Alternative method for pulley system not working

Question

We have two a pulley system with two masses of 2kg and 3kg on two ends of a massless string. At the end of 5 seconds, the string breaks. How far up did the 2kg block move?

Here's what I have tried:- $$a_{net}=\frac{F_{net}}{m_1+m_2}$$ $$a_{net}=\frac{3g-2g}{3+2}$$ $$a_{net}=1.96m/s^2$$ $$v=u+at$$ $$v=0+(1.96)(5)$$ $$v=9.8m/s$$ Now the 2kg block moved with velocity 9.8m/s till the string broke, so all the kinetic energy during this travel converted to potential energy

$$PE=\frac{1}{2}mv^2$$ $$PE=96.04J$$ $$mgh=96.04J$$ $$h=4.9m$$

So this happens to be the correct answer but I wanted to use an alternative method which should work but isn't:- $$S=\frac{1}{2}at^2$$ $$S=\frac{1}{2}(1.96)5^2$$ $$S=24.5m$$

Can someone explain why using the basic kinematics equation doesn't work?

Answer 1

You are calculating two very different things with your two approaches, possibly because of your false statement: "the 2kg block moved with velocity 9.8m/s till the string broke". That is not true. It was moving at $9.8 m/s$ at the instant the string broke, but was accelerating uniformly to get to that speed for the previous 5 seconds (with an acceleration of g/5, as you correctly worked out).

You first calculation is taking the kinectic energy of the 2kg block at the moment the string breaks, and using energetic arguments, working out how much higher it will go (after the string breaks) above that point (as a projectile starting with an upwards velocity of $9.8 m/s$ moving under the force of gravity).

The second calculation is how far the 2kg block has moved before the string breaks, and is correct.

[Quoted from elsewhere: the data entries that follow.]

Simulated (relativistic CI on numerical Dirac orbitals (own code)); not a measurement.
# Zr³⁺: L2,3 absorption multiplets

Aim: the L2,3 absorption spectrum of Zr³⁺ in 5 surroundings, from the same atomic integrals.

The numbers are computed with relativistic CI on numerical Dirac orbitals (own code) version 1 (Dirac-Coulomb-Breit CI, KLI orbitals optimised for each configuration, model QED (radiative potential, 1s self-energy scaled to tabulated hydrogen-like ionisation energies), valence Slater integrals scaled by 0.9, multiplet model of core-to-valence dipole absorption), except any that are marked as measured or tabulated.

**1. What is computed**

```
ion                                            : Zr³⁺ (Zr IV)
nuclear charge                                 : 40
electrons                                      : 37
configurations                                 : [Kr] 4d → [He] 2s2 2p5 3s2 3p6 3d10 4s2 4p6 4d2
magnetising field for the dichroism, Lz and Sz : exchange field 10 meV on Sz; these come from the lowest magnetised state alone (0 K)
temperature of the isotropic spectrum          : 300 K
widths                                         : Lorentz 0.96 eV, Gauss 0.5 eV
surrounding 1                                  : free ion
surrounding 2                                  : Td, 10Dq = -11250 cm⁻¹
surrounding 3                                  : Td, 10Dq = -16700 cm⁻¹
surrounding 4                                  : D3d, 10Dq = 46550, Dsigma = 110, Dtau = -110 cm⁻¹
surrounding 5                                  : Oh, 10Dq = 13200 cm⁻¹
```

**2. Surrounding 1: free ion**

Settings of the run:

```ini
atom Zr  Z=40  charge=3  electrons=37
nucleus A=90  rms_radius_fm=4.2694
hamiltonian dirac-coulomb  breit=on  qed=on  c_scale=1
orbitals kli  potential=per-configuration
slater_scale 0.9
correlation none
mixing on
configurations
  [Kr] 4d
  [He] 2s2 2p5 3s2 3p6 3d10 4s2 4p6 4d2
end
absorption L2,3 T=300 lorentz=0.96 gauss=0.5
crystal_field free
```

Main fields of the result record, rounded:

The initial question as you have presented it is ambiguous as to which answer you are looking for. If it is the distance moved during the first 5 seconds, then you are looking at a block starting from rest and accelerating at $1.96 ms^{-2}$ for 5 seconds, and $24.5 m/s$ is the right answer.

If you are looking for how much higher the 2kg block moves after the string breaks, the you have a block staring with an upward velocity of $9.8 m/s$ and accelerating downwards under gravity at $-9.81 ms^{-2}$ and whether you solve that via kinematic or energetic methods, you will get $4.9 m$.